Plaintiffs Buffy Dale, a student, and Christine Dale, her mother, filed a petition against the St. Louis Public Schools Board of Education and individual defendants1 for damages for injuries Buffy sustained on the playground of Yeatman Middle School, a St. Louis City School, when she was hit in the eye by a piece of debris thrown by another student. The Board of Education moved for summary judgment on the grounds that plaintiffs could not prove that Buffy was injured as a direct result of debris on the playground or that the debris on the playground created a reasonably foreseeable risk of the kind of harm Buffy incurred. The trial court granted the motion on the grounds that “[t]he injury suffered by plaintiff was the result of the action of a third party and was not the result of a defect in the School District’s property as contemplated by § 537.600 RSMo.” Plaintiffs appeal from this order. We affirm.

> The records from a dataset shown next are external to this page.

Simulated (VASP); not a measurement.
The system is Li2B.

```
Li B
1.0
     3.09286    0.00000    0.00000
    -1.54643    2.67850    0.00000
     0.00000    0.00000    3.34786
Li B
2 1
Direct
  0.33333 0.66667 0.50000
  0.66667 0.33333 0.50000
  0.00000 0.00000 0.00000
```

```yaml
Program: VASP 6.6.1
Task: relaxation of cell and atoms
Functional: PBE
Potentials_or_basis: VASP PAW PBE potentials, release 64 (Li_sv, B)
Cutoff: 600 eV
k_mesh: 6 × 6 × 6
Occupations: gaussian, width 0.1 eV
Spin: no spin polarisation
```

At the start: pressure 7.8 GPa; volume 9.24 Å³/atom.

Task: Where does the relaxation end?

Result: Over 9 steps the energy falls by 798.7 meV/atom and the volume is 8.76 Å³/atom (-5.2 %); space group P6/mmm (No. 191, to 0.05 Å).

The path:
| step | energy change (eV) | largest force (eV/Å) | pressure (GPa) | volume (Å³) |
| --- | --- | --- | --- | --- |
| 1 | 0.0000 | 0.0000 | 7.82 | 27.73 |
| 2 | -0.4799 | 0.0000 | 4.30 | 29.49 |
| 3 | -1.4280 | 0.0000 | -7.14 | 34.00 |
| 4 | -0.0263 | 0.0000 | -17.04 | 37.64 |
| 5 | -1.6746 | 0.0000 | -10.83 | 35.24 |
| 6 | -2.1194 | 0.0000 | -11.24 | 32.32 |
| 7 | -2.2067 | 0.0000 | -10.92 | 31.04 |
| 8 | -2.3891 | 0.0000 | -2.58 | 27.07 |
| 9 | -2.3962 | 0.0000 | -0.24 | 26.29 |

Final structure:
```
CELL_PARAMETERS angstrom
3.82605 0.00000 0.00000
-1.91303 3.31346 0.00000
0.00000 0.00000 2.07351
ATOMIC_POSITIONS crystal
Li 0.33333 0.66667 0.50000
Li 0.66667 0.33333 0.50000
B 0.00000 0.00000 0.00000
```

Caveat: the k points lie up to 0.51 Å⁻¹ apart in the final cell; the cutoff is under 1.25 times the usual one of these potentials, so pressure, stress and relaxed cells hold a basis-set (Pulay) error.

Defendant’s motion for summary judgment is based on plaintiffs’ allegation in their third amended petition as well as deposition testimony that the injury was caused when another student picked up a piece of debris from the playground and threw it at Buffy.
In reviewing the entry of summary judgment, we must view the record in the light most favorable to the party against whom summary judgment was granted, determine if any genuine issue of material fact exists which would require trial and determine if the judgment is correct as a matter of law. If the judgment is sustainable as a matter of law under any theory, we will affirm it. Union Mut. Ins. Co. v. Brown, 809 S.W.2d 144, 145 (Mo.App.1991). Contrary to plaintiffs’ assertion, since the deletion of subsection (h) from Rule 74.04, it is no longer necessary for the moving *390party to support a motion for summary judgment by unassailable proof. Defino v. Civic Center Corp., 780 S.W.2d 665, 667 (Mo.App.1989).
The Board of Education, as a subdivision of the State, is a public entity which is protected from an action in negligence by sovereign immunity. Bartley v. Sp. Sch. Dist. of St. Louis Cty., 649 S.W.2d 864, 868 (Mo. banc 1983); Johnson v. Carthell, 631 S.W.2d 923, 926 (Mo.App.1982). Under the statute sovereign immunity is waived in cases involving injuries caused by the dangerous condition of public property. Section 537.600.1(2) RSMo 1986. These statutory provisions which waive sovereign immunity must be strictly construed. Bartley, 649 S.W.2d at 868.
To state a claim under the dangerous condition exception, a plaintiff must plead and prove facts which show: 1) a dangerous condition of the property; 2) that the plaintiff’s injuries directly resulted from the dangerous condition; 3) that the dangerous condition created a reasonably foreseeable risk of harm of the kind that plaintiff incurred; and 4) that a public employee negligently created the condition or that the public entity had actual or constructive notice of the dangerous condition. Brown v. St. Louis County, 792 S.W.2d 398, 401 (Mo.App.1990). In its order, the trial court found that the second element could not be proved.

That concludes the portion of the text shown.